Open alamnasim opened 5 years ago
you have same sampling rate for both hindi and english data files?
yes
Had better use the same language between your training data and evaluating data, since different language has different tempo and feature, unless there is a more robust speaker recognition method. Discussed in issue (Real time diarization #8)
Hi! About this topic...if we try to create a dataset in a specific language, can we set some parameters (a minimum number of speakers and utterrances, for example) in order to guarantee good final results (once these parameters are complied)? Thanks
Had better use the same language between your training data and evaluating data, since different language has different tempo and feature, unless there is a more robust speaker recognition method. Discussed in issue (Real time diarization #8)
Most of the audio (almost 90-92%) are hindi only, and rest are in english or mixed and spoken in indian ascent. I tried to find testing accuracy, i can get about 55-60 % accuracy.
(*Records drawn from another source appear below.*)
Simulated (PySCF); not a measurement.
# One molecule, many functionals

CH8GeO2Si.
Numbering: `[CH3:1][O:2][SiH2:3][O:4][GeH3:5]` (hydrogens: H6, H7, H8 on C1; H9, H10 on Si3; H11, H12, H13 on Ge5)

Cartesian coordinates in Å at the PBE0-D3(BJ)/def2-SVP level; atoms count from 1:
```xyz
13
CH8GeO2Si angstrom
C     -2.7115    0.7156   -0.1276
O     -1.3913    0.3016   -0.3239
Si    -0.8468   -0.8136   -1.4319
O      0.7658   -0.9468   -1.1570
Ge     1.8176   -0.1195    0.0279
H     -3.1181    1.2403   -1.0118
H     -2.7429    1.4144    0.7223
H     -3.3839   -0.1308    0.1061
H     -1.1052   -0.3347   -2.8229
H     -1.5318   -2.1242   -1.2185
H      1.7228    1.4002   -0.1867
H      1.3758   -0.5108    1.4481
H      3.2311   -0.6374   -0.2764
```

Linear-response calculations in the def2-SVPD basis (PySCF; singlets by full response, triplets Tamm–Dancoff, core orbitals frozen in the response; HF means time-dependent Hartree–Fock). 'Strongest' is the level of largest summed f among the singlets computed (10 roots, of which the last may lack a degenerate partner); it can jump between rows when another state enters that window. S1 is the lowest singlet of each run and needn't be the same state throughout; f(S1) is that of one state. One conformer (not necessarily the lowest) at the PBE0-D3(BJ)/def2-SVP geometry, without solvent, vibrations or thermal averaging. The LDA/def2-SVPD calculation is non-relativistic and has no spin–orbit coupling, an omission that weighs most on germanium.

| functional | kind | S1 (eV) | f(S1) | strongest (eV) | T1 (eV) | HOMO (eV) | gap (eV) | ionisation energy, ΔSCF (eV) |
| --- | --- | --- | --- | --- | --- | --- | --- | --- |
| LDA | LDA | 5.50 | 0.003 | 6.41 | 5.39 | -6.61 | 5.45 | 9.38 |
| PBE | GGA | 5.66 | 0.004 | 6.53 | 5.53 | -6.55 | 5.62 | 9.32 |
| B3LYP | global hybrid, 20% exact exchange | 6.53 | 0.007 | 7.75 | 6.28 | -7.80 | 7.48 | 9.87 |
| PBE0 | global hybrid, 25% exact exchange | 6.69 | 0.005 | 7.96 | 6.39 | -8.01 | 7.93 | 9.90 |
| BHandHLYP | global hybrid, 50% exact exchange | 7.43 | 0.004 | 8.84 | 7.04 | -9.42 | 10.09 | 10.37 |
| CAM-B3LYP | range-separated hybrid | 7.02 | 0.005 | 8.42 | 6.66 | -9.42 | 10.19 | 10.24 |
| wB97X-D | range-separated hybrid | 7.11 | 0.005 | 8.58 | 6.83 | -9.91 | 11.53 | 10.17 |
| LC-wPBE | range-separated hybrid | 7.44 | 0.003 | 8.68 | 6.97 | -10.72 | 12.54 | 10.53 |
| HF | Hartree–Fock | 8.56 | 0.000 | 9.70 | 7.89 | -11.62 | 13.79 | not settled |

As i checked, yes we can set number of speakers, and it selects randomly a range of utterances from each speaker. check line number 184 in generate_embeddings.py.
As i checked, yes we can set number of speakers, and it selects randomly a range of utterances from each speaker. check line number 184 in generate_embeddings.py.
Ok, but do you think that we can establish these parameters at the beginning? For example, i decide to create a dataset that contains 100 speakers and 2 utterances for each speaker. Can i be almost sure that the final performances will be acceptable? I hope i was clear. Thanks
I think more the utterances are for each speaker better will be your results.
We have filtered our data to hindi only and trained and tested again. Still getting more than two speakers (3 or 4 or 5 or 6). In my case, right now we are having hindi only audio, and we are sure that, have only two speakers so we want only two cluster. Is there any hardcode option in the code to specify number of speakers as two?
Do I need to train vgg-speaker model on my own dataset?
@taylorlu Thanks
We have filtered our data to hindi only and trained and tested again. Still getting more than two speakers (3 or 4 or 5 or 6). In my case, right now we are having hindi only audio, and we are sure that, have only two speakers so we want only two cluster. Is there any hardcode option in the code to specify number of speakers as two?
Do I need to train vgg-speaker model on my own dataset?
@taylorlu Thanks
I have the exact same question. Can somebody clarify this please?
I trained the vgg ghostvlad model on my own dataset, and then used that model to create dataset d-vector and then trained uisrnn. I am getting only one speaker.
Can I Fine tune the existing pre-trained model (vgg on voxceleb2) and I can retrain the whole or some layers on our own hindi dataset.
1: uisrnn didn't support to cluster given size of speakers, limited to the design of the method. 2: It's sure that the model could finetune by new dataset, but unlike the common CNN network, I've no idea which layers should be fixed, you can try. 3: Before trained uisrnn, you should test the ghostvlad model and decided whether the model was behaved correctly.
Thanks for the prompt reply. Sure, I will check.
@alamnasim, I would also suggest to try spectral-clustering method instead of uis-rnn method for clustering. My personal experience has been that spectral-clustering method is better at predicting the true count of speakers (it would predict true count or lesser). Contrary, I have found that uis-rnn method almost always does over-clustering (more speaker predicted that true count) for my use cases.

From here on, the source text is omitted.